Hi Nathan,

I pulled your commit  d0da29351f9 and tested it against our example.

It now works perfectly. Strangely, I can even unset "OMPI_MCA_mpi_yield_when_idle=1" and it doesn't seems to last longer.

Can I apply the patch to a fresh "1.8.3" and it should work?

Other question: how can I retrieve the SHA for 1.8.3? (Should they be tagged in the repository? Is it normal if I just see a "dev" tag??)

Thanks,

Eric


On 12/09/2014 04:19 PM, Nathan Hjelm wrote:

yield when idle is broken on 1.8. Fixing now.

-Nathan

On Tue, Dec 09, 2014 at 01:02:08PM -0800, Ralph Castain wrote:
Hmmm….well, it looks like we are doing the right thing and running unbound when 
oversubscribed like this. I don’t have any brilliant idea why it would be 
running so slowly in that situation when compared with 1.6.5 - it could be that 
yield-when-idle is borked. I’ll try to dig into that notion a bit.

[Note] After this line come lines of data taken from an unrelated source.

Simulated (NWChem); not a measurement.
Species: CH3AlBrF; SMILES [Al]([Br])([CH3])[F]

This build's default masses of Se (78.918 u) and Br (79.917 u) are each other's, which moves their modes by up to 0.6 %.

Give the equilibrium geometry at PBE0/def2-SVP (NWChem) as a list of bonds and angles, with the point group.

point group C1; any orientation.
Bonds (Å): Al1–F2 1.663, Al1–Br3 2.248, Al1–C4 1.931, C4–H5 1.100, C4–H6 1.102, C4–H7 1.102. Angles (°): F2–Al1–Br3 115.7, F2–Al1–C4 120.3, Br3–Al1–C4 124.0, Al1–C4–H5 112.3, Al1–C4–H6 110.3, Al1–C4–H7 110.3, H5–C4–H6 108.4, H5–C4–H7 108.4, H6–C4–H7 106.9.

On Dec 9, 2014, at 10:39 AM, Eric Chamberland 
<eric.chamberl...@giref.ulaval.ca> wrote:

Hi again,

I sorted and "seded" (cat outpout.1.00 |sed 's/default/default value/g'|sed 
's/true/1/g' |sed 's/false/0/g') the output.1.00 file from:

mpirun --output-filename output -mca mpi_show_mca_params all --report-bindings 
-np 32 myprog

between a launch with 165 vs 183.

The diff may be interesting but I can't interpret everything that is written...

The files are attached...

Thanks,

Eric

On 12/09/2014 01:02 PM, Eric Chamberland wrote:
On 12/09/2014 12:24 PM, Ralph Castain wrote:
Can you provide an example cmd line you use to launch one of these
tests using 1.8.3? Some of the options changed between the 1.6 and 1.8
series, and we bind by default in 1.8 - the combination may be causing
you a problem.

I very simply launch:

"mpirun -np 32 myprog"

Maybe the result of "-mca mpi_show_mca_params all" would be insightful?

Eric



On Dec 9, 2014, at 9:14 AM, Eric Chamberland
<eric.chamberl...@giref.ulaval.ca> wrote:

Hi,

we were used to do oversubscribing just to do code validation in
nightly automated parallel runs of our code.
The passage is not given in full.